I'd like to know how to use the Gram-Schmidt method to diagonalize a quadratic form.
I tried to look on the internet for this method but I got no results. My teacher told me I could use Gram-Schmidt method to diagonalize a quadratic form, instead of using the eigenvalues method which is much slower. Is there anybody here who knows this method? Please, can you explain me how does it work? I really need it.
Thank you in advance.
Your teacher is clearly wrong. If it would be possible to diagonalize a positive definite quadratic form over $\mathbb{Q}$ with the Gram-Schmidt process only, all the eigenvalues of the associated matrix would be algebraic numbers over $\mathbb{Q}$ with degree $2^m$, given the operations involved in the GS process. If, for instance, the characteristic polynomial of our matrix with coefficients in $\mathbb{Q}$ is an irreducible polynomial with degree $3$, we are doomed.
What actually holds is that we may use the Gram-Schmidt process to find a QR decomposition, but that's a different story, a QR decomposition is not a diagonalization ($Q^{-1} D Q$).

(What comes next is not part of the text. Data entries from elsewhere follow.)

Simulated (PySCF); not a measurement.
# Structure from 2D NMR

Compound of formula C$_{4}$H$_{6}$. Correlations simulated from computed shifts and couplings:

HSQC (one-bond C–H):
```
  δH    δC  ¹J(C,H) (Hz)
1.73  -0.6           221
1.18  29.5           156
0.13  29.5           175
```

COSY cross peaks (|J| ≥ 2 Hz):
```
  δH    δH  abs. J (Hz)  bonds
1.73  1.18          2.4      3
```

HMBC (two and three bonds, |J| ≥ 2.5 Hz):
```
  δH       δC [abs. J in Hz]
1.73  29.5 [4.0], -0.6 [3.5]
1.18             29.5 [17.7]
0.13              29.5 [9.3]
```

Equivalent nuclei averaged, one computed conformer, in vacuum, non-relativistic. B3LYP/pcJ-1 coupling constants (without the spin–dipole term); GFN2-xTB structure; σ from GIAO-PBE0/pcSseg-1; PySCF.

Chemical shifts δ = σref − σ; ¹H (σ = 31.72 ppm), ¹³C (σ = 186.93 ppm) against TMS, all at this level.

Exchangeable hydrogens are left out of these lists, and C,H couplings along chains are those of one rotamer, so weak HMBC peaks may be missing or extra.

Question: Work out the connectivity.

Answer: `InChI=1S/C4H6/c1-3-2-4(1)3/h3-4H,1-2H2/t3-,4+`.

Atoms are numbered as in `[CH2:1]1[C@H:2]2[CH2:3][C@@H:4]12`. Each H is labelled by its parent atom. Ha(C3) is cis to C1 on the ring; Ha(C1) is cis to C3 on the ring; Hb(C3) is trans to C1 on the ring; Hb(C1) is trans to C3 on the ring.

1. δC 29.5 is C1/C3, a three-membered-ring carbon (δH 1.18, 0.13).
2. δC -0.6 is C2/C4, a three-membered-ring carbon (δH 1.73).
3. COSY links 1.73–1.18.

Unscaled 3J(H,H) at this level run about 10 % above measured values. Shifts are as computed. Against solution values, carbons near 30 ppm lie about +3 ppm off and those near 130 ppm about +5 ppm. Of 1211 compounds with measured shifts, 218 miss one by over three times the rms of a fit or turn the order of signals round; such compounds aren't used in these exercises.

However, we may use the $QR$ algorithm to find an approximate diagonalization. The idea is the following one: we may use GS to write $M$ as $QR$. Then we may consider $M_1=RQ$ and apply GS to $M_1$ to get $M_1=Q_1 R_1$. If we set $M_2=R_1 Q_1$ and continue this way, $R_n$ converges to $D$ and $Q_n$ converges to the matrix $Q$ giving the diagonalization $M=Q^{-1}D Q$.